It’s azure, cocksure and contains three minutes of some of the best blue-eyed soul since the Box Tops were in the charts. It starts some polite, fuzzy guitar, and some hip-shaking bass, and some subtle bongos in the background before singer Tracyanne Campbell comes in with her bookishly sexy vocals. It’s bright and effortlessly danceable. You’ll want to put the speakers in your apartment window.

But there’s another reason you’ll click straight to “Do It Again,” because it takes until then for Desire Lines to find its footing. The album opens with an annoying 30-second  intro, which welcomes four meandering songs, the best of which is “William’s Heart,” with some momentarily lovely harmony vocals over a shimmering post-punk synth and guitar bed. But like the owners of some new machine, the band finally figured out what the green button is for, and the second half of the record becomes a confident, moving collection.

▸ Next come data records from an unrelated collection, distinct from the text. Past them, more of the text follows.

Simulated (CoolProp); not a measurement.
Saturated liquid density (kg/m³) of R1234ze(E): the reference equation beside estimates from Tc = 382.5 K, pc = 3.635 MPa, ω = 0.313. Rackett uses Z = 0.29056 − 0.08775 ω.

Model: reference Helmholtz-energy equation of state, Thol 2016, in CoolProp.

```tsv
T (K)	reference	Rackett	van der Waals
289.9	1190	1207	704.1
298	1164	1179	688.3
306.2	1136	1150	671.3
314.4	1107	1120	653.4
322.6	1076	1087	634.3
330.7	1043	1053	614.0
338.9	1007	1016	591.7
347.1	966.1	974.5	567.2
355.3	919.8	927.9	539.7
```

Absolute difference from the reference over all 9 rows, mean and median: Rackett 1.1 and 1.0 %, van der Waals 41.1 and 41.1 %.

This second act starts with the plaintive “Cri Du Coeur” and the indie-bossa nova “Every Weekday,” which clear the way for the trio of excellent songs that close Desire Lines. “I Missed Your Party,” is Dusty in Memphis-worthy, with a lovely arrangement of horns and strings and is gorgeously sung by Campbell. Camera Obscura returns to the post-punk territory they could lord over for hundred years on slyly breezy get-lost song, “Break It To You Gently” (“Darling I tried/ At least look on the bright side”).

The album closing title track is a stunner of song, with the best melodies on the album and sumptuous wordplay (“Shades of jacaranda/ the heart is a lonely hunter”) with sunset country pedal steel and piano flourishes. It suggests that maybe Camera Obscura have a great country record in them.